Tax Fees consist of fees for professional services in connection with tax compliance, tax planning, and tax advice, including foreign tax return preparation and requests for rulings or technical advice from tax authorities.

 

Pre-Approval of Audit and Non-Audit Services

Consistent with requirements of the SEC and the PCAOB regarding auditor independence, the Audit Committee is responsible for the appointment, compensation and oversight of the work of our independent registered public accounting firm. In recognition of this responsibility, the Audit Committee as a whole, or through its Chair, pre-approves all audit and permissible non-audit services to be provided by our independent registered public accounting firm. The committee may delegate to one or more members of the committee the authority to pre-approve any such services, provided such pre-approval is reported to the Audit Committee at a subsequent meeting. The Audit Committee has delegated to the Chair of the Audit Committee the authority to pre-approve audit services (other than the annual audit engagement), audit-related services, tax services and other permissible non-audit services, provided that the Chair reports any pre-approval decisions to the Audit Committee at its next scheduled meeting.

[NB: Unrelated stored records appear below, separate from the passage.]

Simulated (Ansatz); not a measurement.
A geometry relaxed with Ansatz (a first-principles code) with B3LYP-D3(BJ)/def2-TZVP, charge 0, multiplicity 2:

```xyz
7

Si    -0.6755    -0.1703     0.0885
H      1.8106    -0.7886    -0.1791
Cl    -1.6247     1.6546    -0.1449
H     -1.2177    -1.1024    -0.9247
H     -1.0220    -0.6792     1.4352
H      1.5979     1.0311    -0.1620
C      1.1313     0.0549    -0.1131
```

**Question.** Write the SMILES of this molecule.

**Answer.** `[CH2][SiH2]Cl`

OUR BOARD OF DIRECTORS UNANIMOUSLY RECOMMENDS A VOTE “FOR” RATIFICATION OF THE APPOINTMENT OF ERNST & YOUNG AS OUR INDEPENDENT REGISTERED PUBLIC ACCOUNTING FIRM FOR THE YEAR ENDING DECEMBER 31, 2020.

52


PROPOSAL 3

NON-BINDING ADVISORY VOTE TO APPROVE THE COMPENSATION OF OUR NAMED EXECUTIVE OFFICERS

As required pursuant to Section 14A of the Exchange Act, our Board of Directors is asking that stockholders cast a non-binding, advisory vote FOR the following resolution at the Annual Meeting:

RESOLVED, that the compensation of the Company’s named executive officers as disclosed in the Compensation Discussion and Analysis section, the accompanying compensation tables, and the related narrative disclosure in this Proxy Statement, is hereby approved.

This proposal, commonly known as a “say-on-pay” proposal, gives stockholders the opportunity to express their views on our Named Executive Officers’ compensation. This vote is not intended to advise on any specific element of our compensation program, but rather on the overall compensation of our Named Executive Officers and the philosophies, policies and practices described in this Proxy Statement. Stockholders are urged to read the “Compensation Discussion and Analysis” section of this Proxy Statement, which describes in detail how our executive compensation policies and procedures operate and are designed to achieve our compensation objectives, as well as the “Summary Compensation Table” and related compensation tables and narrative in this Proxy Statement, which provide detailed information on the compensation of our Named Executive Officers.

At our 2019 Annual Meeting of Stockholders, our stockholders approved, on an advisory basis, a frequency of every year for casting advisory votes regarding our executive compensation. After considering the vote of stockholders on the matter, as well as our general compensation philosophy, we adopted an annual frequency for seeking advisory votes on executive compensation.

While the vote on Proposal 3 at the Annual Meeting is advisory and not binding on the Company, our Board of Directors and Compensation Committee value the opinions that stockholders express in their votes and will review the voting results and take them into consideration when making future compensation decisions for our Named Executive Officers.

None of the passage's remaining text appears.